In the Mecca of Berlin’s techno clubs Berghain the 10-year history of a band begins in 2007, which will stir up the German music scene with its mix of electro, pop and indie throughout its career.
Surrounded by loud beats and basses, the then still new Berliners Pierre Bee, Simon Wangemann and Georg Steinmaier meet. Three young men from three different countries realizing that they are musically on the same wavelength and decide to form a band. They want to make music that reflects the influences of the techno metropole Berlin. Music that stimulates dancing but also at the same time makes you think. They collect ideas and start rehearsing in the wet cold cellars of East Berlin. From „One English Boy, One German Boy, One Lost Boy.“ The trio with the name “I Heart Sharks” is created.
“We like the mystifying danger emanating from sharks. We like all the excitement that is being made about this animal. Even if we are not so dangerous ourselves, we want to create a similar ecstatic feeling when we enter the stage.“
Pierre Bee
For the next two years the trio will play wherever you want to hear them: in squatted houses as an act of a “classic” indie concert or the DJ break in the club. With Simon on guitar, Georg on drums and Pierre on mic, they enchant the audience with their weird electropop, so that no dance leg stands still.
In 2010 “I Heart Sharks” is part of the Immergut Festival line-up and on stage next to big city sharks like “An Horse”, “Two Door Cinema Club” or “FM Belfast”. With their fresh combination of Britpop and big-city electro, the newcomers inspire the festival visitors and their first EP won’t be long in coming. In July the same year the EP “Wolves” is released. The German music press is impressed, comparisons to bands like “Friendly Fires” and „Does It Offend You, Yeah?” are quickly made.
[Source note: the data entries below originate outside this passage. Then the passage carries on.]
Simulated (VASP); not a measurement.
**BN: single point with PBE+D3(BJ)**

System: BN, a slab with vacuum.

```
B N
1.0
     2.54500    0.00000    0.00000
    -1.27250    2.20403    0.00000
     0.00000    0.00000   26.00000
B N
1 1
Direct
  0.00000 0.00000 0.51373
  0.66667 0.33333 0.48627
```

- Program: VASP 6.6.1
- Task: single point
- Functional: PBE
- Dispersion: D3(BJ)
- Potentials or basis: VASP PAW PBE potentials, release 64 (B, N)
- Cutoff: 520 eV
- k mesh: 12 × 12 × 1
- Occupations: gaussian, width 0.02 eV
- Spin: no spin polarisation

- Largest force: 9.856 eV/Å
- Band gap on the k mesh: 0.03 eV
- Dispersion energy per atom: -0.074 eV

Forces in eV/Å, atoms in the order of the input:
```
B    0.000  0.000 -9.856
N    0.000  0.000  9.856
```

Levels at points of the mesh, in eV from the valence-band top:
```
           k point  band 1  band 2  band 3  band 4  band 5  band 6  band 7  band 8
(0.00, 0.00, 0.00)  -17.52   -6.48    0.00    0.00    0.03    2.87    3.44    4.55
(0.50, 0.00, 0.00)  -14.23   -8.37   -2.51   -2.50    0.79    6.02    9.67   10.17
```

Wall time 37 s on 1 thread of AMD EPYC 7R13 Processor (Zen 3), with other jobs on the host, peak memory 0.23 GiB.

“Danceable music with clever lyrics sometimes seems as impossible as licking your own elbow. I Heart Sharks proves that it is possible.“
AHOI Magazin
Next their debut single “Neuzeit” released in October of the following year. Together with the indie label AdP-Records “I Heart Sharks” are writing new history. The single appears both digitally and as a handmade limited special edition and marks the first time that the band, even if only in the chorus, is tinkering with German lyrics.
A week later the first album “Summer” released. For Georg it is the first and the last album.The drummer leaves the band in December.
“With their debut album Summer, the band skillfully fuses different genres and plays cat and mouse with the emotions of their audience. Their vibes seduce to dreamlike dance, while lyrics and melody seem to move in a state of space and timelessness. With their interpretation of Indietronic, the three musicians create a distance that still gets close to you. And when the concert is over, you find yourself among people who just now seem not to have existed.“
Rolling Stone
In 2012 Martin Wolf from Leipzig joins the band as the new drummer. The three of them gather their first experiences abroad as tour support for “Friendly Fires” and “Natalia Kills”. They’re expecting a summer of gigs, playing the Melt! Festival, they support Kraftklub on stage of Dortmund’s Westfalenhalle and deliver the faux-German anthem for 2012 to the Berlin Festival with their song “Neuzeit.“
“Anthems” released in 2014 together with the label Polydor. The band’s second album was produced with the support of Hurt producer Joe Cross and Ultravox singer Midge Ure in the former GDR Funkhaus in Köpernick and an old textile factory in Manchester. Among many danceable numbers, in contrast to their debut, there are also melancholic songs.
“In the two years we made the record, some friends of ours died. Furthermore, a relationship breakdown has made many songs sadder. We’ve generally become more mature, which has made the sound more complex overall. “
Pierre Bee
Nine years after their foundation, the boys are now four. They are completed by the bassist Craig Miller. In 2016 the band returns to their roots, back to the indie label AdP-Records and the DIY concept. They change studio for rehearsal room and release the EP “Hey Kid” in March. In addition to the song of the same name “Hey Kid”, the single also includes the song “Dancing On Your Own”, whose music video deals with the taboo surrounding the topic of masturbation of women.
In November the third and last album of the boys follows. In “Hideaway” they want to talk about Generation Y, who was promised the world and in the end received only empty words. Together with the urban musician Sway Clarke, an album is created that radiates hope. The optimistic message of the songs is accompanied by the insight that change is inevitable.
„The worlds not what it used to be, but neither are we.“
I Heart Sharks
“After 10 years as I Heart Sharks, we’ve decided it’s time to say goodbye.“
I Heart Sharks
After 10 years, the German-British band has decided in 2018: It’s time for you to say goodbye. With an emotional message to their fans, the four say goodbye on their social media platforms.
After all they have experienced together over the years the four of them part as friends. As a final thank you to their fans the quartet gave four final concerts. The “Goodbye Tour” started on 07. September 2019 in Munich and ends where it all began: Berlin. There two Englishmen, a New Yorker and a German making history for the very last time. Filmed by Laura Böhm and Eileen Sophie Hirsch, a wonderful documentary is created about the boys and their last concerts as a common band, about the last moments as “I Heart Sharks”.
“I Heart Sharks prove that it doesn’t take radical end-of-the-world slogans to make music with a message.”